Dry bulk vessel prices shoot up

Mumbai, March 26 | Updated: Mar 28 2005, 05:36am hrs
Prices of dry bulk vessels are going through the roof following the firm charter freight rates in the dry bulk segment. The average Baltic Dry Index (BDI), driven by the demand for coal and steel, has appreciated to 5,092 points at the end of third quarter. This index had graduated from 3,645 points and 4,019 points at the end of the first quarter and second quarter, respectively, in the current fiscal.

Chowgule Steamships director (finance) MP Patwardhan said, A new panamax vessel was available for $25 million three years back while today a 10-year old second hand panamax vessel is available for $40 million. There is also no yard space to place order for new dry bulk vessels and vessels currently being built in yards are changing hands at $48-49 million, Mr Patwardhan added.

In fact, the lack of ship-building space at the yard has deprived Shipping Corporation of India (SCI) from placing orders for the past few months. We are eager to place orders for six super handy max four Panamax and two capesize vessels in the dry bulk segment, SCI director (bulk carrier & tanker division) RK Mitra said.
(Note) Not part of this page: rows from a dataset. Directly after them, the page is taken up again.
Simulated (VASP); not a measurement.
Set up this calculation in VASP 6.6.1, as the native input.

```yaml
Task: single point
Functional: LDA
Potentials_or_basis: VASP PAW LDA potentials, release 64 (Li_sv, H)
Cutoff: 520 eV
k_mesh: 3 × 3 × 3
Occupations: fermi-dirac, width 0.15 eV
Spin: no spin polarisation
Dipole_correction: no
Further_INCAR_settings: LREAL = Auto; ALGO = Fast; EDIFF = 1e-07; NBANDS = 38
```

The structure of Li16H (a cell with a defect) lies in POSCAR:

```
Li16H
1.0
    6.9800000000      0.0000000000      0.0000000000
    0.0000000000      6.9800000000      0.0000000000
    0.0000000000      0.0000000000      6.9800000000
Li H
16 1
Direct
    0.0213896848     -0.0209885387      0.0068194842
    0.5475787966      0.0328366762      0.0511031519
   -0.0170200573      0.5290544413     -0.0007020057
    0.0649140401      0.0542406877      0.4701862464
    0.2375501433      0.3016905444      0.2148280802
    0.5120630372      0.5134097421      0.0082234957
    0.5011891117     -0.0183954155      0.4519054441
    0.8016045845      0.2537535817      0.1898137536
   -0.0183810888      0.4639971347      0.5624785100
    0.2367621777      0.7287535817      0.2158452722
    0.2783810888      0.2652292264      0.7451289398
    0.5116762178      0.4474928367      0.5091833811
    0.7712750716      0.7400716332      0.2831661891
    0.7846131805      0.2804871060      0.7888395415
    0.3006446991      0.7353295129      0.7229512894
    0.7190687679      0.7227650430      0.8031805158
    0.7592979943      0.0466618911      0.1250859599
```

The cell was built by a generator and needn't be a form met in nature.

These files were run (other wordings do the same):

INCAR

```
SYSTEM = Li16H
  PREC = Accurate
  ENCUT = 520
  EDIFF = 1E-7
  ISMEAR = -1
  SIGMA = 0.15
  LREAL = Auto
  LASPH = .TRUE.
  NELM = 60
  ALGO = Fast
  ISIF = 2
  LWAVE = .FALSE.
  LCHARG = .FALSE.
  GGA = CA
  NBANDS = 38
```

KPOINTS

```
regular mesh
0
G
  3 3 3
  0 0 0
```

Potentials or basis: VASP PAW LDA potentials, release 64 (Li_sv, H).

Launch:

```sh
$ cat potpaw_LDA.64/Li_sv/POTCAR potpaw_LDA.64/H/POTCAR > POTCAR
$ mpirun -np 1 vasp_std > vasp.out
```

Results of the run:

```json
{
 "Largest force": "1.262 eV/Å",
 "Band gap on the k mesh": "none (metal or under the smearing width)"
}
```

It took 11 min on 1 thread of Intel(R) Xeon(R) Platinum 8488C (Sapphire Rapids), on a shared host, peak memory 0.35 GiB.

The BDI, not far back in April 2003, was lanuguishing at a 2052. But the current spurt has seen revenues from this segment contributing substantially to the companys topline. Revenues from dry bulk vessels at SCI in 2003 constituted an average of 23% of the total turnover. It has now gradually gone to around 28% of the total turnover and infact in the current quarter could well go over 30%, Mr Mitra said.

The global active dry bulk fleet as on March 1, 2005 was 329.5 mn Dead Weight Tonnage (DWT) with Indian shipping tonnage constituting just over three million DWT. GE Shipping had contracted three second hand handymax dry bulk vessels over the past one month.

Commenting on the outlook ahead, GE Shipping general manager Rajat Dutta said, Committed expansion of global mining capacities (BHP, Rio Tinto and CVRT) endorses trade fundamentals.

The net fleet addition of 16 million DWT (after normal scrapping of five million DWT) during the year at 5-6% is unlikely to soften the prices with the increasing demand from coal and steel.